Re: large page patch

From: William Lee Irwin III (
Date: Thu Aug 01 2002 - 22:47:01 EST

On Thu, Aug 01, 2002 at 05:37:46PM -0700, Andrew Morton wrote:
> This is a large-page support patch from Rohit Seth, forwarded
> with his permission (thanks!).

Overall, the code looks very clean.

(1) So there are now 4 of these things. How do they compare to each
        other? Where are the comparison benchmarks? How do their
        features compare? Which one(s) do users want?

(2) The allocation policies for pagetables mapping the things may as
        well do some kind of lookup, sharing, and cacheing; it's likely
        a significant number of the users of the shm segment will be
        mapping them more or less the same way given database usage
        patterns. It's not a significant amount of space, but kernels
        should be frugal about space, and with many tasks as is typical
        of databases, the savings may well add up to a small but
        respectable chunk of ZONE_NORMAL.

(3) As long as the interface is explicit, it might as well drop flags
        into shm and mmap. There isn't even C library support for these
        things as they are... time to int $0x80 again so I can test.

(4) Requiring app awareness of page alignment looks like an irritating
        porting issue, which doesn't sound as trivial as it would
        otherwise be in already extremely cramped 32-bit virtual
        address spaces.

(5) What's in it for the average user? It's doubtful GNOME will be
        registering memory blocks with these syscalls anytime soon.
        Granted, the opportunities for reducing TLB load this way
        are small on desktop systems, but it doesn't feel quite
        right to just throw mappings of magic physical memory into the
        hands of a few enlightened apps on machines with memory to burn
        and leave all others in the cold.
        By several accounts "scalability" is defined as "performing as
        well on large machines as it does on small ones" ... but this
        seems to be a method of circumventing the kernel's own memory
        management as opposed to a method of improving it in all cases.

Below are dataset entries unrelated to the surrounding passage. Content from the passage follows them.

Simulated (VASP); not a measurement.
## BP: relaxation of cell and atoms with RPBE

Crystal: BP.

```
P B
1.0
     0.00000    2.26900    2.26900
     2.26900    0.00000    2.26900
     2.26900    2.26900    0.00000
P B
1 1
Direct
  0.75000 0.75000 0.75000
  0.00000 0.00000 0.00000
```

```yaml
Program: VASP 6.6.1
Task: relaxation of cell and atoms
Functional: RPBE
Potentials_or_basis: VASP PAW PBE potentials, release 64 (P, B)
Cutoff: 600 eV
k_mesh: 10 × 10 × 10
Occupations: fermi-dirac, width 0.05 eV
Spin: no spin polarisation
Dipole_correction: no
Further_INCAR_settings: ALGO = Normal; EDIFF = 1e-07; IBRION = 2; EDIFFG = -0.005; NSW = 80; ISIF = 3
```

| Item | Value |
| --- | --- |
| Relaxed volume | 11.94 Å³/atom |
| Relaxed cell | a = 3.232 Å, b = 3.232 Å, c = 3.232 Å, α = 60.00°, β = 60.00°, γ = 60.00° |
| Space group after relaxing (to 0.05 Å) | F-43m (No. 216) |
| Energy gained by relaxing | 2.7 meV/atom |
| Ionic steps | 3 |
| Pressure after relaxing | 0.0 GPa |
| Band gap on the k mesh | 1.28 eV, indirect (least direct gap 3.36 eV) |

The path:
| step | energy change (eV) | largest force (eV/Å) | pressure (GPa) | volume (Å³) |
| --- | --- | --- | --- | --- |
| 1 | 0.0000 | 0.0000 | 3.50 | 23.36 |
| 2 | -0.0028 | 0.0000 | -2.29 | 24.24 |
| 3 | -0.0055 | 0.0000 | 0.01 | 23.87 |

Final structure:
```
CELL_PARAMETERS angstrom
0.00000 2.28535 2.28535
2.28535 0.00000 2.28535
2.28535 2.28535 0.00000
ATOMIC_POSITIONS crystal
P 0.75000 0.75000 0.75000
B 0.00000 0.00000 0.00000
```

(6) As far as reconfiguring, I'm slightly concerned about the robustness
        of change_large_page_mem_size() in terms of how likely it is to
        succeed. Some on-demand defragmentation looks like it should be
        implemented to make it more reliable (now possible thanks to
        rmap). In general, the sysctl seems to lack some adaptivity.
        Granting root privileges to the workload vs. perpetual
        monitoring to find the ideal pool size sounds like a headache.

(7) I'm a little worried by the following:

zone(0): 4096 pages.
zone(1): 225280 pages.
BUG: wrong zone alignment, it will crash
zone(2): 3964928 pages.

My machine doesn't seem to care, but others' might.